Hi, Sean. I likely don’t have any tricks you’re not already using. But the one example I linked to above (and here), may be able to do what you’re looking for. Essentially, you could list the Fangraphs IDs for the 230 players in one table, and then instruct Power Query to go through all the players listed.
Out of curiosity, what are you going to use the game logs for?
I should mention that even if Power Query can handle the example from above, I don’t think it’s the best tool for the job. I’m not a programmer, but my guess is creating some kind of web scraping script and importing the results into SQL or some other database is probably the best bet.
Tanner – thanks for the response. I am attempting to use the game logs to monitor all teams in my league’s daily performance. Since it’s a head to head league, I want to understand some of the weekly matchup data and who “got lucky” vs. eked out victories in any given category. It’s a massive undertaking, I know, and I can easily take the data from weekly match up pages, but I’d like to go a step further and understand the players used by teams – basically, who was able to pick up a cast off from another team, who ended up having mostly free agents on their team – and figure out how successful those strategies could be. It’s a long shot, I know. I keep struggling when I get to this big data of being able to pull in 250+ players’ game logs and having them update so that I can update weekly performance relatively quickly and automated. Going through weekly sits/starts for each of the 10 teams is still a manual process, and I don’t know if there is a way there to be quicker.
I haven’t read through this web scraping technique, and I’m no programmer myself, but yours is the only blog I’ve seen that really gets into the nitty gritty of some of these excel / formula ways to chop up this type of data, so I figured I’d bounce it off you first.

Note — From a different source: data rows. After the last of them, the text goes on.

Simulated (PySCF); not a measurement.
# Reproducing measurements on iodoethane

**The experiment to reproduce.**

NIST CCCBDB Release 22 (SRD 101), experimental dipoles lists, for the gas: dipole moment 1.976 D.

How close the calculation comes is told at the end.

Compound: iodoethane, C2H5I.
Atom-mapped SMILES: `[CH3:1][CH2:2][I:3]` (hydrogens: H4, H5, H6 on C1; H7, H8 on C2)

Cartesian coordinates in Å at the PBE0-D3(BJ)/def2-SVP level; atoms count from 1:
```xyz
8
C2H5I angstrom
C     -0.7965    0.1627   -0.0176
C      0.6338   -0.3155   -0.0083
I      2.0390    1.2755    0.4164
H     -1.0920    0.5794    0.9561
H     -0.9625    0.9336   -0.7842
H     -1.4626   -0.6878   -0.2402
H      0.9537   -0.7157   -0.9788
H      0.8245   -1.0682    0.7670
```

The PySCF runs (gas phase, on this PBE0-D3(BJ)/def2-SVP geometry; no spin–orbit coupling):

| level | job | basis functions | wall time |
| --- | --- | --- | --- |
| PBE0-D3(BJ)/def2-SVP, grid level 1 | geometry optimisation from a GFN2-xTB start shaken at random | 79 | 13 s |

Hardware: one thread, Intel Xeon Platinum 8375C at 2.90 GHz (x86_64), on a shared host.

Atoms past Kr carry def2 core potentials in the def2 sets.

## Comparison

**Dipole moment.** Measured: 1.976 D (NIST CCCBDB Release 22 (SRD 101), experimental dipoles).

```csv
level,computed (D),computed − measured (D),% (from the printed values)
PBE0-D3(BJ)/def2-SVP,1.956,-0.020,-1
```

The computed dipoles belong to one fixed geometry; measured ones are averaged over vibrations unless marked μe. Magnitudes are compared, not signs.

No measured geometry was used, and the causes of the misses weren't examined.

At the end of the day, I don’t know if this project I am doing with the league is worth it, or if it will tell me anything meaningful. I mean, I know the team in first is good because he tanked last year and got some good keepers that paid off and drafted incredible pitching. There’s no secret there. But understanding anything else (such as injury history, # of moves, success of sitting / starting certain people) intrigues me. I performed this project (albeit, much more manually) two years ago and actually gave up halfway through due to the time it took, but it was interesting nonetheless.
Hi, Sean. Yes this sounds like quite an undertaking! It does sound to me like Excel is not the ideal tool for what you’re trying to do. But it may be possible.
I have a few thoughts popping up in my head, but none of them will be “easy”. If you’re up for the challenge, my first thought would be to see if you can do this after the season is over. You would need to gather some data during the season, but Retrosheet.org puts out game log files after the season is over. Maybe you could use those with the data you capture from your league and do a retrospective analysis after the season.
Next thought is to use the API for your league hosting provider. I have not seen much written on this and it would take some programming knowledge to do it. But there were two articles on Razzball about how to use Yahoo’s API earlier this season. The first is at razzball.com/using-yahoos-api-access-leagues-data-part-1-1000/.
Hope that helps some.
Tanner,
So, for instance, if I have created a conditionally-formatted spreadsheet using my own Fangraphs charts, using Power Query is the only way to update the spreadsheet automatically without exporting the data from Fangraphs and pasting it manually?
Hi Ralph,
No, that’s not necessarily true. Apologies if I said something misleading. There is a setting you can use to have data from a regular (non-Power Query) web query refresh when you open an Excel file. Or you can right-click within a set of connected data (from a regular web query) and choose to “Refresh” it manually.
To have it refresh upon opening the file, the very last step of creating a web query, on the screen where Excel is asking where you want to data to be placed, should be a “Properties” button. In that properties screen is a check box to refresh data upon opening the Excel file.
You definitely don’t need to copy and paste it.
The main advantage I see in Power Query is it brings data in as an Excel table, which a regular web query does not do. But in the grand scheme of things, that’s not a significant advantage. Power Query also seems to have some very high-end powerful features that I don’t fully understand yet. Maybe one day!
Tanner,
No fault of yours. I have never been able to get web queries to work in any Excel files I create. I’m hoping that after my machine is upgraded to Windows 10 the problems will disappear. Also, I believe a new version of Excel is going to be released in September, so maybe that will help.
Keep up the great work!
Hi Tanner,
Great article! This is Jon from ExcelCampus.com. Thanks for linking to a few of my articles in your post.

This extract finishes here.